Because std::reference_wrapper (or any of its (zero) bases classes) cannot match basic_string<charT,traits,Allocator>, the function declaration template cannot be instantiated into a function declaration, and cannot participate in overloading.
What matters here is that there is no non-template operator< (string, string) prototype.
Minimal code showing the problem
template <typename T>
class Parametrized {};
template <typename T>
void f (Parametrized<T>);
Parametrized<int> p_i;
class Convertible {
public:
operator Parametrized<int> ();
};
Convertible c;
int main() {
f (p_i); // deduce template parameter (T = int)
f (c); // error: cannot instantiate template
}
Gives:
In function 'int main()':
Line 18: error: no matching function for call to 'f(Convertible&)'
Standard citations
14.8.2.1 Deducing template arguments from a function call [temp.deduct.call]
Template argument deduction is done by comparing each function template parameter type (call it P) with the type of the corresponding argument of the call (call it A) as described below.
(...)
In general, the deduction process attempts to find template argument values that will make the deduced A identical to A (after the type A is transformed as described above). However, there are three cases that allow a difference:
If the original P is a reference type, the deduced A (i.e., the type referred to by the reference) can be more cv-qualified than the transformed A.
Note that this is the case with std::string()<std::string().

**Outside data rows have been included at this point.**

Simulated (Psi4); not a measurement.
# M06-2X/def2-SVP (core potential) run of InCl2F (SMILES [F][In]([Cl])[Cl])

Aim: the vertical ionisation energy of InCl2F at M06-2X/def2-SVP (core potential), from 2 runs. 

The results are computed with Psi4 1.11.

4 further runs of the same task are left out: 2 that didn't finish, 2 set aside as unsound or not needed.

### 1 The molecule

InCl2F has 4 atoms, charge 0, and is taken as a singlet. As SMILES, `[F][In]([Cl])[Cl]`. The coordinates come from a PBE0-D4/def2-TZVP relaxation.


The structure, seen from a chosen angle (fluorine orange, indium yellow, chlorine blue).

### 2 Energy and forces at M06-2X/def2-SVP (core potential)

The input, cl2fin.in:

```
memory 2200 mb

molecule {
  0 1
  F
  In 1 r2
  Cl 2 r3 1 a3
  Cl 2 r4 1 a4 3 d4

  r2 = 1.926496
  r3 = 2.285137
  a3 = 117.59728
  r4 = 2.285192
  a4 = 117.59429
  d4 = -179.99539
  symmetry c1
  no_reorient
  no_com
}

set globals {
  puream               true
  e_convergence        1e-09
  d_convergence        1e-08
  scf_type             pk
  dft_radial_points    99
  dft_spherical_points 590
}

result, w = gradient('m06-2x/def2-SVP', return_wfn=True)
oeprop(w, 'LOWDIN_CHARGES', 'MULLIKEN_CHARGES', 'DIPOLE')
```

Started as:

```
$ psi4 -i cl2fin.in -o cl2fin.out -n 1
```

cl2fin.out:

The transformed A can be another pointer or pointer to member type that can be converted to the deduced A via a qualification conversion (4.4).
See comment below.
If P is a class and P has the form simple-template-id, then the transformed A can be a derived class of the deduced A.
Comment
This implies that in this paragraph:
14.8.1 Explicit template argument specification [temp.arg.explicit]/6
Implicit conversions (Clause 4) will be performed on a function argument to convert it to the type of the corresponding function parameter if the parameter type contains no template-parameters that participate in template argument deduction.
the if should not be taken as a if and only if, as it would directly contradict the text quoted previously.